STUDIO 666 (REVIEW)
Dir. BJ McDonnell
Reviewer. Martyn Wakefield
When the Foo Fighters run dry for inspiration of their 10th album, record producer Jeff Garlin and his associate Leslie Grossman recommend a house in Encino that saw a band get brutally killed in the 90s. Not long after arriving, the group find things aren't what they appear to be an the strains of making their album takes their toll on the band.
STUDIO 666 is everything you would expect from a band centric movie but pulls no punches in delivering what it sets out to do. The dialogue is cheesy, the acting of the band is questionable (but passable - Grohl being the only actor within the band here) and the blood is voluminous. While I personally think the film should have been released in the mid 00s with the likes of THE PICK OF DESTINY (of which also became the devil) the audience appreciated the stoner humour and it was great to see a relatively big audience for such a generally small scale film at the cinema. The best thing about Studio 666 is that it finds the balance right between humour and horror as the demons and horror genuinely hit a nerve and brings more horrifying sights than most mainstream releases.
While BJ McDonnell is not my hero, he manages to run with the premise. As far as death goes, the sky is a neighbourhood with blood at the levels of Alvarez' EVIL DEAD. At times it can feel everlong as the band set up the wheels but once it learns to fly, it really does become something from nothing. Times like these need a little more fun, and all my life I've enjoyed campy horror to which this certainly makes its way not as the pretender but as a real standout for musical horror. BJ, this is the best of you and while there are a bunch of stacked actors, the supporting cast really help rope in the band, especially Jeff Marlin and Leslie Grossman but also a fantastic cameo for the producers and roadies. These days, cinema is either big budget action or soul destroying realism, here there is no shame, shame but as I should have known, is fun horror film that doesn't break boundaries but sure as hell hits you like a monkey wrench.

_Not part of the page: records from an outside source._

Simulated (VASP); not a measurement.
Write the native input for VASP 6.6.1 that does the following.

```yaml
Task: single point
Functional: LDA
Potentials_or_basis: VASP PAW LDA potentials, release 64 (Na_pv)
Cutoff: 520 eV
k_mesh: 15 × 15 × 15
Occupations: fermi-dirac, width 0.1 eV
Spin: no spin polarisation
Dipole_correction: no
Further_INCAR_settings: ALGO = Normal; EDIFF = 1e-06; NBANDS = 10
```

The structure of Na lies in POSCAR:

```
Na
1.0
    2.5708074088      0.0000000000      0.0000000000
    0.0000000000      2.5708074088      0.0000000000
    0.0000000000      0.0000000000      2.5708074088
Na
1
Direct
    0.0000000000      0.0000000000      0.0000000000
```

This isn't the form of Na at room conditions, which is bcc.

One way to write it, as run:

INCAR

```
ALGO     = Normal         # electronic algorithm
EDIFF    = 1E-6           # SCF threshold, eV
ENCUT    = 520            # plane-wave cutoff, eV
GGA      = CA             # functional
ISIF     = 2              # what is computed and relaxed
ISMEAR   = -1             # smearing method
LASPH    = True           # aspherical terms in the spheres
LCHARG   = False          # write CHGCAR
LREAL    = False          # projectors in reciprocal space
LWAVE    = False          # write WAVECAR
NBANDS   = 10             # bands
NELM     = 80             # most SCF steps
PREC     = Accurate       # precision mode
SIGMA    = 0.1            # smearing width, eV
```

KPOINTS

The film's roots in horror are laid out as THE EVIL DEAD meets DEATHGASM with a little bit of THE FOG thrown in for good measure. It makes the most of its 18 rating, a brave choice for a film marketed at music fans, but it works in the films favour as it balances on a knife edge of humour and horror. A pulsing soundtrack of heavy metal and horror synths and it's no surprise that John Carpenter (all hail) provides the opening theme and a little added bonus in the main film as well as cameos from Jerry King and SCREAM 's Jenna Ortega (who herself played a homage to Carpenter in the movie).
If you don't like Grohl and the band then this probably won't win over many new fans primarily because of the earlier tone of humour they carried with their music videos for Everlong and Learn to Fly is carried over hear but their audience are known and the band aren't about to change for mainstream (even more) success. The Song Remains The Same or Tommy this ain't but at least it's always entertaining, even in some of the earlier slower moments.
If you're a fan of the Foo Fighters and a sucker for practical effects and gory horror, then this is a solid gold hit.